In this blog post, we will discuss the evolution of the data and data analytics solution and how fast things have changed recently. We will discuss all the details from the granular details to better understand the concepts later on.
Data in new oil!
Let's first understand what data is. how it become useful for many organizations.

Data is a term that is often used to describe the information that can be in some stored format and can be transmitted. It can be in the form of text, number, or some fact.

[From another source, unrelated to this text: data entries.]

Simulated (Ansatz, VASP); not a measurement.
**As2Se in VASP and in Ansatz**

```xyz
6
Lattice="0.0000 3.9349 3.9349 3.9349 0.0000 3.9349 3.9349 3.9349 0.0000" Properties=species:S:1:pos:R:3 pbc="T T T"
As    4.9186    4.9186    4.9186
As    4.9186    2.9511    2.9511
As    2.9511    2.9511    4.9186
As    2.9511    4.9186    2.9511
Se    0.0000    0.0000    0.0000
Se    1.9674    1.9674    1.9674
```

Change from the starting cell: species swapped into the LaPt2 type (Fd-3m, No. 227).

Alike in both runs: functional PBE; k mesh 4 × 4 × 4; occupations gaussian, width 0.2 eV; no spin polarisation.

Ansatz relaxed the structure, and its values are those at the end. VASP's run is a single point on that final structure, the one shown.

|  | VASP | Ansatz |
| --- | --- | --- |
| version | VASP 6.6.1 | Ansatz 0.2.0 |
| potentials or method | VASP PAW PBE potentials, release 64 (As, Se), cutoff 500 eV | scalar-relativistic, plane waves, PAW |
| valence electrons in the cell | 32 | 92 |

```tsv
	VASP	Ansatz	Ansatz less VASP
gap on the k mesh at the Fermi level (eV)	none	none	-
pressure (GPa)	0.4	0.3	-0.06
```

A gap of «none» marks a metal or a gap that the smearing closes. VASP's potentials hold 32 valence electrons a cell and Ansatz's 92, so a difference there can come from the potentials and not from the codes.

It not just a new term, but it has been used by our ancients in different forms either in the form of oral tradition, in paper written form, or can be in any electronic form stored somewhere.
Before the invention of writing, people carried information in some oral form, in the form of stories, knowledge, and history transferred from generation to generation. Later on, this fashion was converted into written form on stones and leathers, and with the invention of the printing press in the 15th century the information was stored in books and documents. This thing keeps changing with time from the printing press to library catalogs, then punch cards, early computers, databases and now we are in the era of big data where everyone has a personal device where each click generates data and that's stored somewhere in the world. 
Around 328.77 million TBs of data is generated each day which is around 120 Zettabytes in 2023 and expected to raise 180 Zettabytes by 2025.

Welcome to the world of data

Now you have the history of data and how fast it has evolved, with all this evolution many organizations utilized it for different purposes to get the edge over competitors.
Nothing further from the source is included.